The scenarios I need to handle:

  1. If the app goes into background, it needs to clear up video resources, that results in stopping of video streams
  2. If the app is running in multi-window mode (Android 7.0+), it needs to run side by side another app in split window mode, even if the user is interacting with the other app.
  3. If the app is running in multi-window mode and the user actually switches it out of the view, it needs to clear up video resources

That being said, here are the following predicaments:

  1. Today, browser apps don't get onStop() as a callback. We only get onPause(). This causes a problem when running in multi-window, because the moment the user taps on the other app, my app gets an onPause() and thinks its going into the background and clears up video resources. Obviously, this is undesirable and the viewer wants the video playback to continue (not streaming video but streaming images, so we don't really have a PIP video player situation here)

  2. There is no way, in JS land, to detect multi-window mode

According to the multi-window docs, it is now necessary to differentiate between stop() and pause() (and as a corollary, resume() and start()) for user experiences like playing of videos.

Given my specific requirements sighted above, I have arrived at the following solution:

  1. I've developed a plugin that lets me trap onStop() and onStart() and multi-window state (as a result of another related question I asked on SO a few days ago)

  2. My approach therefore, is if I am running on Android, I will not trap the browser pause and resume events and only rely on onStop() and onStart() (simplifies the process of not having two callbacks for one event, both pause and stop/ resume and start)

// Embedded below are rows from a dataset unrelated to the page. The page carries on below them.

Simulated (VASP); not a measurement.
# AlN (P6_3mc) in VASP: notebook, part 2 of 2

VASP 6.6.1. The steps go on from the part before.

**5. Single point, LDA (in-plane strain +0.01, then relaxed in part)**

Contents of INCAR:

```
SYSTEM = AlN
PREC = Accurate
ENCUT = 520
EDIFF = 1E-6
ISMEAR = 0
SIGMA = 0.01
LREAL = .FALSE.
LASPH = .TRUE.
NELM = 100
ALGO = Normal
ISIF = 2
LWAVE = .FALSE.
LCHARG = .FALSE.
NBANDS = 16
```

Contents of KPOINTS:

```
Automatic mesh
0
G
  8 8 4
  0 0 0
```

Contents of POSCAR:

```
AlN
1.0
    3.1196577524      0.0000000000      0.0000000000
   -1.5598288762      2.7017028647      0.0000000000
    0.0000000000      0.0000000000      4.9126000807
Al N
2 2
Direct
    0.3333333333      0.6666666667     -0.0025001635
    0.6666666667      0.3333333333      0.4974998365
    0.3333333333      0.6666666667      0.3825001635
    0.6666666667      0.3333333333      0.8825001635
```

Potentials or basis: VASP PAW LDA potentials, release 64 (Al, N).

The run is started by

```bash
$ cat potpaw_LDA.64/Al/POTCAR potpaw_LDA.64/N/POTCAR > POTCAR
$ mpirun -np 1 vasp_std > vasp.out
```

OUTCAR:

  3. I've been testing situations on my android app on when onPause() is called and when onStop() is called. It seems to me they are always called together. I've read this may not be true in the case of an ActivityDialog. Based on the description there, that situation seems fine for my app as I don't need to clean up video resources.

Does anyone see a problem with this approach -- that is, don't trap onPause() browser event if running on android, use cordova onStop() instead? While I've tested, I might be missing something obvious that others might like to advise me on.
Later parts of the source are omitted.